Kolmogorov–Arnold Networks (KAN) Are About To Change The AI World Forever

Forget Everything You Know About Neural Networks, KANs Are Here to Rewrite the Rules

Published in

Accredian

5 min readMay 10, 2024

In AI, the Multi-Layer Perceptron (MLP) stands as the bedrock, its neural architecture shaping the landscape of countless applications. Yet, Kolmogorov–Arnold Networks (KAN) seek to disrupt this foundation by reimagining the very essence of the neuron’s working in neural networks.

Source: PyKAN Github (https://github.com/KindXiaoming/pykan)

Introduction:

In the ever-evolving landscape of machine learning, a recent research paper titled “KAN: Kolmogorov–Arnold Network” has sparked a wave of excitement among enthusiasts. This innovative approach challenges the conventional wisdom of Multi-Layer Perceptron (MLPs), offering a fresh perspective on neural network architectures.

What are Kolmogorov–Arnold Networks (KAN’s):

At the heart of this groundbreaking concept lies the Kolmogorov-Arnold representation theorem, a mathematical theory developed by Vladimir Arnold and Andrey Kolmogorov. This theorem asserts that complex multivariate functions can be decomposed into simpler one-dimensional functions, laying the foundation for KANs’ unique structure.

Source: https://en.wikipedia.org/wiki/Kolmogorov%E2%80%93Arnold_representation_theorem

Now, The obvious question becomes what are these “simpler one-dimensional functions”. For anyone with a bit of knowledge of mathematics or computational graphics, we are talking about age old and trusted piecewise by polynomials known as Splines

The Secret Sauce of KAN, Splines!

Splines are mathematical functions that enable the creation of smooth curves by connecting a series of control points. Splines offer flexibility in adjusting the shape of the curve while ensuring continuity and smoothness between adjacent segments.

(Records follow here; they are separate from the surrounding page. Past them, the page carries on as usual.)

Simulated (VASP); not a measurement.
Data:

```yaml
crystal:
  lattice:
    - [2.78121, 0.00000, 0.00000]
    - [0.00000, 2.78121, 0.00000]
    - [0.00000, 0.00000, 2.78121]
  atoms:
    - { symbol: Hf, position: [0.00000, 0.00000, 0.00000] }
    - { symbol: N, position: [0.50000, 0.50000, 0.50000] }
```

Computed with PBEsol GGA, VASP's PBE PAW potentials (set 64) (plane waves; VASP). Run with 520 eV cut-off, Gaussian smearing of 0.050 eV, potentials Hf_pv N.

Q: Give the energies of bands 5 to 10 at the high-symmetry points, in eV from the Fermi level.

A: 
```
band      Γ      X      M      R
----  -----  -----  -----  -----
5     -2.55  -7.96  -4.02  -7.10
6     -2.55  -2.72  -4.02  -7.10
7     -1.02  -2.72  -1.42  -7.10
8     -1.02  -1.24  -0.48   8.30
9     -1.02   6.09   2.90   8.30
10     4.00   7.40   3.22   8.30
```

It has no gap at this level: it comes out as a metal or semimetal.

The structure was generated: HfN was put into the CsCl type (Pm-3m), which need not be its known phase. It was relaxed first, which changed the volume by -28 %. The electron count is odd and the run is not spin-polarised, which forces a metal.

To create a spline, one typically starts with a set of control points that define the path of the curve. The curve is then constructed by interpolating or approximating the path between these control points using basis functions, such as B-splines or Bezier curves.

Source: Unity Manual | Getting Started with Splines

In essence, splines provide a versatile tool for representing complex curves or surfaces with precision and flexibility, making them invaluable in various fields.

But, how these Splines used and Exploited in an KAN Architecture?

Simplest Way To Understand the Working of KAN

KANs diverge from traditional MLPs by replacing fixed activation functions with learnable functions (B-Splines), along the edges of the network.

This adaptive architecture allows KANs to effectively model complex functions while maintaining interpretability and reducing the number of parameters needed.

Unlike their counterparts in MLPs, which serve as passive conduits for transmitting signals, neurons in KANs are active participants in the learning process, designed to dynamically shape their behavior in response to the data they encounter.

This transformative shift is made possible through the adoption of learnable activation functions situated at the edges of the network.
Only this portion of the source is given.